Five-Loop Anomalous Dimension of Twist-Two Operators
T. Lukowski, A. Rej, V. N. Velizhanin
TL;DR
This paper computes the five-loop anomalous dimension of twist-two operators in planar N=4 SYM theory, combining asymptotic Bethe ansatz and finite-size corrections, providing data to test spectral equations in AdS/CFT.
Contribution
It presents the first five-loop calculation of the anomalous dimension for twist-two operators in planar N=4 SYM, integrating reciprocity, Bethe ansatz, and wrapping corrections.
Findings
Results pass all known BFKL and double-logarithmic tests.
Provides infinite data for testing spectral equations in AdS/CFT.

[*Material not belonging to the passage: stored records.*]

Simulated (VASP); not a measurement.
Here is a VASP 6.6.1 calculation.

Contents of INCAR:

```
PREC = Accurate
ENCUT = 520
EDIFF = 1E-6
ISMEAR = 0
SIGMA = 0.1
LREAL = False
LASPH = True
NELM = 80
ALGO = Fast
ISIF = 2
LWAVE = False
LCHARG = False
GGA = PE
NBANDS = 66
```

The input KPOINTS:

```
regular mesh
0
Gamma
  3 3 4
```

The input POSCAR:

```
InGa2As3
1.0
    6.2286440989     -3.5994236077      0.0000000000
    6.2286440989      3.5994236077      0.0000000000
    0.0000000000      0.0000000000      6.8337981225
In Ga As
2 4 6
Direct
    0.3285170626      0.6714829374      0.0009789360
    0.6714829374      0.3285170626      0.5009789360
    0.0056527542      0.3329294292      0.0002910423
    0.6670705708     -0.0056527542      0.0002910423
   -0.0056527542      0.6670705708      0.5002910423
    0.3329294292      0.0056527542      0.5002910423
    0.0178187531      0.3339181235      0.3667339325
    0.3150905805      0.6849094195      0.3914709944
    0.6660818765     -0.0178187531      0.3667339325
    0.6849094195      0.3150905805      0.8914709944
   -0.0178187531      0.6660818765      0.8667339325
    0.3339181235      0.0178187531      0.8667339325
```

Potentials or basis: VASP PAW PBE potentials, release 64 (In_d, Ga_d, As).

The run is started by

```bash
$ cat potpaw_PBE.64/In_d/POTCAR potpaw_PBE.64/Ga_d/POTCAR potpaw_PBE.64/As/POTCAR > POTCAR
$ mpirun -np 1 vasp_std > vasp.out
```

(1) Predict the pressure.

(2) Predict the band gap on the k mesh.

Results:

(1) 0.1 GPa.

Advances understanding of integrability in N=4 SYM.
Abstract
In this article we calculate the five-loop anomalous dimension of twist-two operators in the planar N=4 SYM theory. Firstly, using reciprocity, we derive the contribution of the asymptotic Bethe ansatz. Subsequently, we employ the first finite-size correction for the AdS5xS5 sigma model to determine the wrapping correction. The anomalous dimension found in this way passes all known tests provided by the NLO BFKL equation and double-logarithmic constraints. This result thus furnishes an infinite number of experimental data for testing the veracity of the recently proposed spectral equations for planar AdS/CFT correspondence.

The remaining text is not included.